Deflation Will Return: Europe First, Then US; Global Supply Arbitrage

Courtesy of Mish.

In an email update last week, Saxo Bank chief economist Steen Jakobsen commented “Europe has a more than 50:50 chance of deflation, while the US is 25:75 against.

Steen is talking about a general decline in prices of goods and services, which is also how central bankers use the term deflation. For now, let’s use that definition. I will tie things back to money and credit (my preferred way of discussing inflation and deflation) a bit latter.

In contrast to Steen, I believe deflation is near-certain in Europe, and strongly odds on in the U.S.

Global Supply Arbitrage

A simple statement by economist Andy Xie is what got me thinking about the prospects of deflation once again: Demand is local, supply is global.

Here is the complete context as noted in Keynes Is Dead, Abenomics Fizzles, US Fails to Reach Escape Velocity, Stimulus Fatigue

Keynes Is Dead

I have argued for many years that this round of globalization has fundamentally changed how an economy works, even for a large one like the United States. While demand is and always has been local, the supply side has become genuinely global. Both manufacturing blue-collar jobs and most white-collar jobs have become global. Today’s information technology allows a multinational company to position research, marketing, finance and managerial jobs to anywhere. Hence, when a country stimulates demand, it’s met by supply from anywhere.

Supply From Anywhere

With supply arbitrage in mind, please consider Invasion of Spanish Builders Angers France Struggling to Compete.

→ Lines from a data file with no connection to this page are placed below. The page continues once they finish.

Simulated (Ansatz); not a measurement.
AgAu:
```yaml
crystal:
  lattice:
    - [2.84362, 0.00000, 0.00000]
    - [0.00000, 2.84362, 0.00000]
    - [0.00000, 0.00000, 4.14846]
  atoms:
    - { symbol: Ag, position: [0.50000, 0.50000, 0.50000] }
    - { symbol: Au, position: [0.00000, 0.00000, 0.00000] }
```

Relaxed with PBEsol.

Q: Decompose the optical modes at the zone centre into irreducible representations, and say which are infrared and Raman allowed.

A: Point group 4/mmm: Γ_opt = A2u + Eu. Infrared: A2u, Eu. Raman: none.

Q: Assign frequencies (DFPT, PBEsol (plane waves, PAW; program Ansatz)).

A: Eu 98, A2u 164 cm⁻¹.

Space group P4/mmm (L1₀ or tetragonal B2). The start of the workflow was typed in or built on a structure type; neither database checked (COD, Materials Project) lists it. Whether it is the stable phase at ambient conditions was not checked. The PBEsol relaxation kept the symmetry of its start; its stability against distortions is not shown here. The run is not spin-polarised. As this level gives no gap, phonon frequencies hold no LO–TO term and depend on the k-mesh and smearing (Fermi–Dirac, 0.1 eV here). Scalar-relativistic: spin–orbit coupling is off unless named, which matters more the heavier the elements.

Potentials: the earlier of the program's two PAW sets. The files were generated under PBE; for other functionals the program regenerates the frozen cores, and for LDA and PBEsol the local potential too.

The earth movers digging out a sandy pit in the beach town of Biarritz could be any construction site in France. Except the builder of the 300 homes and its workers are Spanish. In the neighboring town of Anglet, a Spanish company built the concert hall inaugurated this month. A kilometer up the road, in Bayonne, a Spanish company is building a 15-lodging apartment block.

And that’s just in a small corner of southwestern France.

The losing French bidders are crying foul, saying the Spanish pay lower wages and cut corners on regulations. The Spanish, fleeing a construction slump and an unemployment rate of 26 percent at home, say they’re just using European Union rules allowing free movement of businesses and workers.